*Last year and a half I was working in research. This position was about, among
other things, to port a programming language (two, actually, `Hop` and `Bigloo`) to the Antroid
platform. I already had written something about it, but this time I want to show
my high level impressions of the platform. What follows is part of a report I
wrote at the end of that job, which includes the things I wanted to say.*

The Android port can be viewed as four separate sub-tasks. `Hop` is software
developed in the Scheme language; more particularly, it must be compiled with
 the `Bigloo` Scheme compiler, *which in turn uses `gcc` for the final compilation.*
That means that we also needed to port `Bigloo` first to the platform, not
because we were planning to use it in the platform, but because we need the
`Bigloo` runtime libraries ported to Android, as `Hop` and any other program
compiled with `Bigloo` uses them. The other three subtasks, which are discussed later,
are porting `Hop` itself; developing libraries to access devices and other
features present in the platform; and, we'll see later the reasons, make the port work
with threads.

When we started to investigate how to port native code to the platform we found
that there wasn't much support. At fisrt the only documentation we could find
was blog posts of people trying to do it by hand. They were using the compiler
provided in Android's source code to compile static binaries that could be run
on the platform. Because `Bigloo` uses dinamic libraries to implement platform
dependent code and modules, we aimed to find a way to compile things dinamically. After
3 or 4 weeks we found a wrapper written in `Ruby` that managed all the details of
calling `gcc` with the proper arguments. With this we should be able to port
anything that uses gcc as the compiler, just like `Bigloo` does. At the same time,
the first version of Android's NDK (Native Development Kit) appeared, but it
wasn't easy to integrate in our build system.

(*Note: Actually I think most of the problems we
faced doing this port stem from this. The NDK forces you to write a new set of
Makefiles, but our hand-made build system and build hierarchy made such an
effort quite big. Also, that mean supporting a parallel build system, while it
should not be so crazy to spect a cleaner way to integrate the toolchain into an
existing build system, not only in hand-made like in this case, but also the
most common ones, like `autotools`, `cmake`, etc.*)

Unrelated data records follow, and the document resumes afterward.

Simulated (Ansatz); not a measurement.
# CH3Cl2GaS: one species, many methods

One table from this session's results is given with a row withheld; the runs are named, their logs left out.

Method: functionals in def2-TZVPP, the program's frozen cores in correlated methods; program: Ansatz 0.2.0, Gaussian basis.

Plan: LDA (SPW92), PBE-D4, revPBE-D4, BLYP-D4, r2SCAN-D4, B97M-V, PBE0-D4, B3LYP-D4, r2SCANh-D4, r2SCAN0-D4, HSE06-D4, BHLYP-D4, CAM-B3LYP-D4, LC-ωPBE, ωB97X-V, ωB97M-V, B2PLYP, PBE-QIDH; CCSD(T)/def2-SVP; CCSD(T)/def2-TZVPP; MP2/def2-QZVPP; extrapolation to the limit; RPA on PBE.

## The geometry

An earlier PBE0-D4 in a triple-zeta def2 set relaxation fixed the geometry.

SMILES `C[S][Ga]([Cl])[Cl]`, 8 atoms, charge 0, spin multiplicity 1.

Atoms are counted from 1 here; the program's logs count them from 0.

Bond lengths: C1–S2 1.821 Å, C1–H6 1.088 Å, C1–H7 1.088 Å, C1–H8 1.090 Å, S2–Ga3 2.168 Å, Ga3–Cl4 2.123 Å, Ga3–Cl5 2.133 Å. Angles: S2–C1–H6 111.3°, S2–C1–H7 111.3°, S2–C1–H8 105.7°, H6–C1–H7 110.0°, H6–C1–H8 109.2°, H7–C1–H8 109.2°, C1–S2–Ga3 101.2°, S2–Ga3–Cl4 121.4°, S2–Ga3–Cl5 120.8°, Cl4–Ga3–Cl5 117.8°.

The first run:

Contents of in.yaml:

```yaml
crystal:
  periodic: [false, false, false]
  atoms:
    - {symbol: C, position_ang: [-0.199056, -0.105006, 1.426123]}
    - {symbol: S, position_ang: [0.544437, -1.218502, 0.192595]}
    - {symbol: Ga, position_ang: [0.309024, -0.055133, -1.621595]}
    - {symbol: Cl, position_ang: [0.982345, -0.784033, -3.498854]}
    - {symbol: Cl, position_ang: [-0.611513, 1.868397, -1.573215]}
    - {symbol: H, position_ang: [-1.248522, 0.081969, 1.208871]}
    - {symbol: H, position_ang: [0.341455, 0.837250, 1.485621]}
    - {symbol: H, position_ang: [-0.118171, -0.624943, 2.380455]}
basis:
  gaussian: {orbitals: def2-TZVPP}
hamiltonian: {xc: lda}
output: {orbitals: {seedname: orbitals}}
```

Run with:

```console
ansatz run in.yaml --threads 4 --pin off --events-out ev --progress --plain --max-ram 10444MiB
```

Even having the proper compiler, we found several obstacles related to the
platform itself. First of all, `Bigloo` relies heavily on the C and pthread
libraries to implement lowlevel functionality. `Bigloo` can use both `glibc`, GNU's
implementation, or `µlibc`, an implementation aimed for embedded aplications. `Bigloo`
also relies on Boehm's Garbage Collector (`GC`) for its memory management. The C
library implementation in Android is not the `glibc` or the `µlibc`, but an
implementation developed by Google for the platform, called `Bionic`. This version
of the C library is tailored to the platform's need, with little to no regards
to native application development.

The first problem we found is that `GC` compiled fine with `Bionic`, but the
apllications that used `GC` did not link: there was a missing symbol that
normally is defined in the libc, but that `Bionic` did not. We tried cooperating
with the `GC` developers, we tried inspecting a `Mono` port to Android, given that
this project also uses `GC`, trying to find a solution that could be useful for
everyone, but at the end we just patched our sources to fake such symbol with a
value that remotely made sense.

We also found that `Bionic`'s implementation of pthreads is not only incomplete,
but also has some glitches. For instance, in our build system, we test the existence of a
function like everybody else: we compile a small test program wich uses it. With
this method we found at least one function that is declared but never defined.
That means that `Bionic` declares that the function exists, but then it never
implements it. Another example is the declaration and definition of a function,
but the lack of definition of constants normally used when calling this function.

Also, because most of the tests also must be executed to inform about the
peculiarities of each implementation, we had to change our build system to be
able to execute the produced binaries in the Android emulator.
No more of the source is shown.